After flying into El Paso we drove to Marfa to camp for the night, on the way to the park. There's an artsy pulse about this town and we enjoyed our stay at Tumble In and our baked items from Future Shark. We woke up to a frosty morning, but brilliant sunshine!
Steve made us take the requisite sign picture to commemorate our trip and, of course, he was right.
After determining our route, securing a backcountry permit, caching water for the latter half of our hike in a bear box, and packing our gear we were ready to head into the backcountry in the late afternoon.
The 4.5 miles to our campspot in Boot Canyon was a grueling uphill climb on the Pinnacles Trail with heavy water weight. Big Bend is a dry park and especially so this year. Fire danger is high with no campfires allowed. When the land gets this dry, many springs run dry as well so you have to carry what you need. Filtering from the few water holes takes that water from wildlife so we tried to minimize our need to do that. You can see from my face, the climb, plus the higher elevation, plus the water weight was kicking my butt a bit.
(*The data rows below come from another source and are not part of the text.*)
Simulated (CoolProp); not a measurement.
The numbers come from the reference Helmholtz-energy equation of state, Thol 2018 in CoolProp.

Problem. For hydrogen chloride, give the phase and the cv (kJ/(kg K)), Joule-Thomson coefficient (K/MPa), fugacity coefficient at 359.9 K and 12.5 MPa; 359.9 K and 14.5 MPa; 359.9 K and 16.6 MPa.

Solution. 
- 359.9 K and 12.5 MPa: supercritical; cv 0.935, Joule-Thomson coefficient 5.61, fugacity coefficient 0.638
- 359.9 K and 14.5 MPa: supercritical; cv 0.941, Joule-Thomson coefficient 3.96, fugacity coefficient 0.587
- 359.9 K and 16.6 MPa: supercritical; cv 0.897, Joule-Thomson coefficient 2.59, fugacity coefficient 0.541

We enjoyed some renewed energy upon finding the remnants of a milkweed plant!
The difficult hike in proved so worth it the next morning with the balmy temperatures allowing for a leisurely breakfast and...
incredibly stunning views.
We chose to complete the Outer Mountain Loop via the Pinnacles Trail to Boot Springs to Juniper Canyon to Dodson to Blue Creek and back via the Colima Trail so we could summit Emory Peak. The loop totaled a little over 40 miles, which we did in 3 nights and 4 days with day 1 being short.
On the Dodson Trail, the views are expansive. The easy hiking allowed us to hike in our Chacos and enjoy many cool nature sightings. We noticed this impaled grasshopper on an ocotillo. Shrikes are known to do this to kill their prey. We may have interrupted this bird's meal or maybe s/he was just waiting for the grasshopper to succumb for easy feeding. Our camera didn't do so well on the macro photography on this trip (boo!), but you can still make out the fantastic coloration on this insect.
The early spring blooms attracted many butterflies including what looks to be a European skipper though the range maps don't show it this far yet. The sulphurs and little yellows put on quite a show, but didn't land for more than 1 second at a time it seemed.
The warm sun and heavy packs made us tired so we took a rest in a dry wash.
The feel of the wildness in the vastness of the park gave us exactly what we came for.
The little lizards made us smile every time.
Our second night out we zone camped, which means you can camp anywhere as long as you are following standard Leave No Trace principles. We found one of the best camp spots atop a ridge with stunning 365 degree views including this one into Mexico.